In the last decade, Western Balkan countries have been targeted by Russia’s disinformation campaigns. American historian Jason Steinhauer, who recently participated in a conference on this topic in Kosovo, says it’s part of a Russian plan aimed at undermining the relations between Kosovo and both the United States and the European Union, and distancing the region from alignment with the transatlantic alliance.
In an interview with Voice of America, Steinhauer mentions that so far, this plan has had moderate success due to funding, internal dissatisfaction, and historical reasons.
You were recently in Kosovo, where you participated in the first Balkan conference on disinformation. What were your impressions of how societies and countries in the Balkans are dealing with this challenge and how they are fighting it?
Steinhauer: My overall impressions of Kosovo are very positive. Kosovo has a resilient population, which inspired me. However, the country faces numerous challenges, starting from pollution, climate change. There are many challenges with disinformation, media situations, and media literacy, and this is a problem for all the Balkan countries.
You are the author of the book “History, Disrupted”, where you wrote about how history is influenced by social media…
Steinhauer: Yes, my argument is that as we have felt the impact of social media on politics, public health, and journalism, social platforms have changed the way we speak and how we tell our story.
At the Pristina meeting, I argued that the more we use social media to communicate about the past, the more the values of social networks become our values. In other words, we changed the way we narrate history and how our historical narratives have adapted to the spirit of social networks, privileging certain types of stories, while others are neither seen nor told because we all aim to be as present as possible on social networks. When presence replaces accuracy as the main driver, which has long been a key element in historical analysis and studies, it will have significant consequences on the history we learn and the stories we face. Currently, in our public sphere, we have narratives that are visible because we all use social media for this purpose. But does this mean the history we see is accurate? And the moment we try to analyze the accuracy of information about a specific event we see on the internet, this reflection becomes more complicated and problematic.
In an article about your impressions of Kosovo, you talk about Russia’s role. How is Russia’s propaganda affecting the distortion of history?
Steinhauer: History can be transformed into a powerful weapon. We have seen such distortion of history especially when it comes to Russia and Ukraine. Usually, when we think about history, we ask questions and try to find evidence to answer those questions. And so we reach a conclusion whether something might have happened or not in the past.
In the case of Russia and Ukraine, for example, we have seen actors like Russia, like Putin, trying to overturn this historical process. In other words, they first provide the conclusion that suits them and then invent evidence to support their claims. Because we see so much historical information on our social networks every day, often as consumers, we have a hard time understanding how this historical conclusion was reached. Are they drafted based on accurate and honest methodology, or through a malicious intent to reach a pre-determined conclusion?

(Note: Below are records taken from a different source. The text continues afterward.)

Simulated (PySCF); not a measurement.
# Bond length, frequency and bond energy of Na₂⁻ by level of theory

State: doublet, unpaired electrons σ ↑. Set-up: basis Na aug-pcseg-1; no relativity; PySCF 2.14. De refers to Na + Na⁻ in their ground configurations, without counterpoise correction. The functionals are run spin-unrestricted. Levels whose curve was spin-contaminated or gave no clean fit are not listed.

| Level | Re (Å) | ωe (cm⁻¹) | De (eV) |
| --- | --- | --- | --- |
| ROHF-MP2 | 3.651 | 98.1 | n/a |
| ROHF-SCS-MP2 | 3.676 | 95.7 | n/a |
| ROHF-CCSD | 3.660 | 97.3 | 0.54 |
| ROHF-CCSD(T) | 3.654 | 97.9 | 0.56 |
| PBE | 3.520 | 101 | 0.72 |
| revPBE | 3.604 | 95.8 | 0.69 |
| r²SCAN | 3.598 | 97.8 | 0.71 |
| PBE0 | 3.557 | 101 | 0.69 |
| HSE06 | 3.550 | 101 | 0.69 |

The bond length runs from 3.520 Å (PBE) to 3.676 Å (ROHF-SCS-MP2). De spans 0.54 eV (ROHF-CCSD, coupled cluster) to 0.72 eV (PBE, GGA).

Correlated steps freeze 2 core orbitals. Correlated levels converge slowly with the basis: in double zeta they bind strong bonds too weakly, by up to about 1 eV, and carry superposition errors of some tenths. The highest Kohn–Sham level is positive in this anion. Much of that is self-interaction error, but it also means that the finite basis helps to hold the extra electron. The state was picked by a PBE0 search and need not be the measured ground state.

In places like the Balkans, we see a lack of critical media literacy and a challenge with critical reading of history. It’s part of my job to try to build this capability in society.
In this case, what are the disinformations dominating, and how should countries like Kosovo fight them?
Steinhauer: I think critical reading of media and history are of vital importance. We need to teach people how to evaluate arguments and assess the methodology behind them, just as we teach people to appreciate good journalism. We need to teach people how to understand if a story is well-researched or not.
Regarding the disinformation I encountered during my stay in Kosovo, there are some major themes as well as individual examples that reinforce these themes. In Kosovo, the main theme is not to trust the United States, not to trust Europe, that integration into the European Union is not the right answer. That democracy is not the solution, that democracy is not working for you.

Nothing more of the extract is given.